14 January 2021 ☼ Commentary ☼ Meta ☼ Personal
I’m writing this a week after the MAGA-mobbing of the United States Capitol building, but “a time like this” could mean any number of other things. How can I write about pop music while people are being treated so horribly in immigration detention centers and prisons? Or while environmental destruction is happening? Or while women are being abused in rising numbers? Or whie the network of concentration camps in Xinjiang keeps growing? Et cetera. In terms of circumstances to be outraged and saddened by, we’re spoiled for choice, here.

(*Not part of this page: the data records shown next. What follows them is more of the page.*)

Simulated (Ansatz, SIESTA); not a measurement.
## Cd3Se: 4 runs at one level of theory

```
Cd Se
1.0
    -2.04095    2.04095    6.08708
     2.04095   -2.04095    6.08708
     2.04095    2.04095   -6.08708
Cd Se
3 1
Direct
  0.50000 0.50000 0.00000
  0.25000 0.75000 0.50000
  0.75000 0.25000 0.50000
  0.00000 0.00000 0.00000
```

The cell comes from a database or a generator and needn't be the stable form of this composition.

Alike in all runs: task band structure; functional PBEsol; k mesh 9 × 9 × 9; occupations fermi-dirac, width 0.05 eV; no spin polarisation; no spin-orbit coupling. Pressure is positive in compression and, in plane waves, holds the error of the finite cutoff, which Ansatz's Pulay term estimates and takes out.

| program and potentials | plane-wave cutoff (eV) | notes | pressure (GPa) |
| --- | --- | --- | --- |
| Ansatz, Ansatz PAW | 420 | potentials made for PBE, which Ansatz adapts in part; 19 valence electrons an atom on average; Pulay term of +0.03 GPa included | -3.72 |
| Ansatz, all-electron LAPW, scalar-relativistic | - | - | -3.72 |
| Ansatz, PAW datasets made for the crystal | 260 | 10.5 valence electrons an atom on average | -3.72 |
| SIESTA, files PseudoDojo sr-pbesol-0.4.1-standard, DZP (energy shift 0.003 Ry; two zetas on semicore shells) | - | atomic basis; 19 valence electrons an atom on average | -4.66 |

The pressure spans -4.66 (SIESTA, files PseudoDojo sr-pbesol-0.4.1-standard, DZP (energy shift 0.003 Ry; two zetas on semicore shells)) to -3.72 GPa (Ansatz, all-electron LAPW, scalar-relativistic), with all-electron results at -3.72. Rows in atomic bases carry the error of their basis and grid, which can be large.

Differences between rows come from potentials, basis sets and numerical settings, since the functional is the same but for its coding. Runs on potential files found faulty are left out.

The question posed above is a hypothetical at the moment, but I don’t expect it to stay as such. Something else will happen at some point that seemingly overwhelms normal life. I remember being at the office where I worked on September 12, 2001, unable to concentrate and impressed and bewildered by my colleagues all around me getting back to work, even though we were in Manhattan and the smoke was still rising from the rubble south of us. In the fall of 2016 I was in two different active discussion groups for self-declared creative types, and both came to a crashing halt after Trump was elected, as participants could talk about nothing else but their anger and fear. (Whether the description “creative types” should correspond so precisely to a particular point on the current American political spectrum is a discussion for another blog post.) After the video of George Floyd’s murder started circulating, both the Jukebox and Tone Glow paused their usual work for a week to bring more attention to the protests, and if you read the frank discussion of finances that Tone Glow editor Joshua Minsoo Kim published last month, you know that that publication was not exactly so established that it could afford to take a couple weeks off without real consequences.
So the world is unjust, and people are dying, and I still have it on my to-do list to get y’all proper reviews of “Oinamaqo” and “Taboo” and also probably at some point a cranky evaluation of Kyle Ruh’s solo discography to date, despite a good portion of y’all having no idea who Kyle Ruh is. (Spoiler: this is pretty decent, and in being so, an exception to the rule.) So you might well be wondering what is wrong with me, that I seem to have my priorities so clearly out of order.
Or maybe you, reader, aren’t wondering this at all. But I am, sometimes. I do, sometimes. Like anyone else, I have a Should Monster (or a Social Survival Mammoth, if you prefer) and I like to joke that my Should Monster is considerably more woke than I am. For example, my Should Monster was completely unimpressed by the argument that it is perfectly fine for an American who’s never been east of Germany or west of Vancouver to write about performers in Kazakhstan. But my Should Monster is perpetually skeptical not just of my actions but of the values driving those actions. Are you sure you’re actually doing good? it asks me. Are you sure you’re not just taking up space, or worse, embodying a destructive and selfish worldview? Other people work harder, and on more noble causes; why don’t you consider yourself inferior to them? I consider you inferior to them, my Should Monster reminds me.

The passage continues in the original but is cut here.